ORIGINAL: Guitarhacker
Cromberger....
More on the Boogie 22.
I bought mine new back in the late 80's I think...
Sounds like you bought your's at almost the same time as I bought mine.
I originally bought mine as a small, light amp to take to rehearsals, since my "gig rig" was a big, heavy amp and my band's rehearsal space was up a flight of nasty stairs. But the 22 watts turned out to be pretty darned loud, as you said. So, ultimately, I wound up using the Boogie as my gigging amp and simply put a mic on it and sent it through our PA. Great tone, rock solid reliability and *easy* to carry around. Great little amplifier.
Then I discovered that the Studio .22 sounded amazing through my Marshall 1960A cabinet. Talk about a fat, punchy sound! I still can't belive that little bugger is only 22 watts!
I recently bought a used Marshall 4x12, because a few of the musicians I play with at church are talking about putting a band together....the boogie/DCA-800/marshall combo smokes...I can't wait to hear it in action again.

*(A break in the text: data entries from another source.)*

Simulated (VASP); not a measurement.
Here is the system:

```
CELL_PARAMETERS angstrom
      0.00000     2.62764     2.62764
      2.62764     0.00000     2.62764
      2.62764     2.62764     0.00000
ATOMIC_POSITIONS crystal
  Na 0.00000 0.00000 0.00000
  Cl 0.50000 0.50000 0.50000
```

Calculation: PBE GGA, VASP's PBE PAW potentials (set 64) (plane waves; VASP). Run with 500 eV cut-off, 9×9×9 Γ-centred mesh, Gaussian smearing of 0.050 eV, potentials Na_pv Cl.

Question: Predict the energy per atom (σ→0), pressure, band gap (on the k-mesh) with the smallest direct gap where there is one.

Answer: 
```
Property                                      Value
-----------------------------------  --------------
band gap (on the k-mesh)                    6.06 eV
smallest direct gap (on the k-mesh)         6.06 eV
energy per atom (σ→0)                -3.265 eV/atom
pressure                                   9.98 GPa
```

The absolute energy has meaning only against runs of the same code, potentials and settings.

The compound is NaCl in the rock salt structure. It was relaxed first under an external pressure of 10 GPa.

I'm sure you've already tried it, but if not, try just the Boogie through your Marshall bottom without an additional power amp. Unless you're playing very high volume gigs, I think you'll find that the combination is plenty loud. Well, of course, it won't play squeaky clean at high volume, but for overdriven tones, it gets plenty loud for me. ;>)
When that band broke up, I sold quite a bit of my equipment
Been there, done that, still hate myself for being so foolish...... ;>) When I think of the guitars and amps I've sold over the years, it makes me cringe.
BTW....I do not use any effects pedals at all. Just a quality cord so that nothing changes that sweet 69 Gibson SG/Boogie tone.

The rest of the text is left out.